Ingredients
The following ingredients have 4 Servings
- 1 ½ pounds chicken thighs, boneless and skinless
- ½ yellow onion, diced
- 3 cloves garlic, minced
- 1 cup mushrooms, sliced
- 2 cups spinach, rough chopped
- 1 cup basil, rough chopped
- 1 tablespoon extra virgin olive oil
- 1 cup chicken stock
- 2 tablespoons tomato paste
- 1 tablespoon unsalted butter
- 1 teaspoon kosher salt
- ½ teaspoon black pepper
Instruction
- Heat olive oil in a large skillet over medium heat. Season chicken thighs with salt and pepper. Sear chicken thighs, 5 minutes on each side. Remove chicken from skillet and set aside on a plate.
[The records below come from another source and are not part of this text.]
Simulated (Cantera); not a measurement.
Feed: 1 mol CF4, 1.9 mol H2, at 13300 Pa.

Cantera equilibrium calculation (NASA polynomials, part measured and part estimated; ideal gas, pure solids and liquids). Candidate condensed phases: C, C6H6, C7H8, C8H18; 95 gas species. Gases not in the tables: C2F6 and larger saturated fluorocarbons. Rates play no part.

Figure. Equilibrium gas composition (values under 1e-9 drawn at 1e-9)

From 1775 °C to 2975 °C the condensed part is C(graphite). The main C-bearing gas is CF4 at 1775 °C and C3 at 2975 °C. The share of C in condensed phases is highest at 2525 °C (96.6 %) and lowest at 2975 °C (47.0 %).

- Add 1 tablespoon butter and sauté onions until just translucent. Add garlic and stir frequently until fragrant. Stir in tomato paste.
- Pour chicken stock in the skillet to deglaze the pan, scraping up any bits of flavor from the bottom. Bring to a boil.
- Reduce heat to low and add mushrooms, spinach, and basil leaves.
- Return chicken thighs to the skillet, including any juices from the plate. Increase heat to medium and cook until chicken thighs are cooked through, reaching an internal temperature of 165°F. Add more salt and pepper, to taste, before serving. Enjoy!